Auteur: Andrew Rettman
BRUSSELS - A former KGB officer lent €2 million to Jean-Marie Le Pen, the father of the National Front, on top of other Russian loans to the French far-right party, Mediapart reports.
The Paris-based online news agency said on Saturday (29 November) the money was wired by a Cypriot firm, Vernosia Holdings, via an account at Swiss bank Julius Baer, to Le Pen’s company, Cotelec, on 18 April.
It says the owner of Vernosia is Yuri Kudimov, who used to be an officer in the KGB, the Russian intelligence service which was later renamed the FSB, and who was, until October, also the director of VEB Capital, a state-owned Russian bank.
Jean-Marie Le Pen, the 86-year old father of the current National Front leader, Marine Le Pen, is still the party’s honorary president and an MEP.
He uses Cotelec as a mini-bank to collect party donations and to lend money to National Front members.
Le Pen senior told Mediapart the €2 million “loan” was agreed on 4 April and was “declared to the French administration under normal conditions”.
He added that it was negotiated via “intermediaries” and that he had no knowledge of Kudimov’s role in the process.
“What I know is that it [Vernosia] is a Cypriot company … That there are Russians in Cyprus is possible. What would be surprising or abnormal about that?”, he said.
“I did business with a firm which is called Vernosia Holdings Ltd, which offered to lend me money. How it gets the funds, doesn’t concern me … I didn’t make an enquiry into the ins and outs of the people who lent me the money”.
Mediapart earlier reported that another Kremlin-linked lender, the First Czech Russian Bank (FCRB), in a separate deal loaned the National Front €9 million.
It added that the €9 million is part of a €40 million FCRB package designed to help the party contest the 2017 elections in France.
Marine Le Pen admitted receiving the €9 million, but said the €40 million credit is “a total fantasy”.
The Mediapart revelations come amid reports by German tabloid Bild the Kremlin is financing the eurospcetic AfD party in Germany using below market price gold.
AfD has denied any knowledge of the scheme.
Hungarian and Latvian authorities are also investigating accusations the far-right Jobbik party and the pro-Russia Latvijas Krievu savieniba party received illicit Russian funds.

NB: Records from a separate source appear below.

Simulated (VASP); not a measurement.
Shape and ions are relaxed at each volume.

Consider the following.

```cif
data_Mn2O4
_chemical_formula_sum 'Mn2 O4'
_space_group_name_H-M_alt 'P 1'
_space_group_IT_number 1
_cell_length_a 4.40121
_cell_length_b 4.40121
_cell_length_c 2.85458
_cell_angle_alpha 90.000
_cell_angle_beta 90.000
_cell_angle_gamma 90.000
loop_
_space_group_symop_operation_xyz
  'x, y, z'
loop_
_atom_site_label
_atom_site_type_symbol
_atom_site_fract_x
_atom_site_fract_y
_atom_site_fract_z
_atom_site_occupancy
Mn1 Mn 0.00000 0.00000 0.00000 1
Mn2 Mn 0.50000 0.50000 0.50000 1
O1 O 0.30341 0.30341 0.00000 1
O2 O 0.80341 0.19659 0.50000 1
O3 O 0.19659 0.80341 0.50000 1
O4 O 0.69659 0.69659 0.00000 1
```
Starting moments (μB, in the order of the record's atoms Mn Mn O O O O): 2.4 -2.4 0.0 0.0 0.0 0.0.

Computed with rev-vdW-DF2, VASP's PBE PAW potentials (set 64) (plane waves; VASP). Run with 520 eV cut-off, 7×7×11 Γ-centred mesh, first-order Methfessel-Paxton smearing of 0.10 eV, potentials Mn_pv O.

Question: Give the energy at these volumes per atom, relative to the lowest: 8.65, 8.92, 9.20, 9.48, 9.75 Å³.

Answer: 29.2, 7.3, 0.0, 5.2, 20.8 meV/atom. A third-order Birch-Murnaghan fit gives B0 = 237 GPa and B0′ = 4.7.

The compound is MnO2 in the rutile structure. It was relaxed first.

The National Front, Jobbik, Latvijas Krievu savieniba, and other far-right European parties - including Austria’s FPO and Bulgaria’s Ataka - speak out in support of Russia at home and in Brussels.
They systematically vote against Russia-critical motions in the European Parliament.
They also sent “monitors” to legitimise separatist votes in Russia-occupied Crimea and Donetsk earlier this year.
The Italian and Belgian rightist parties Forza Italia, Lega Nord, and Vlaams Belang, as well as two anti-EU far-left parties - Germany’s Die Linke and Greece’s KKE - also sent monitors.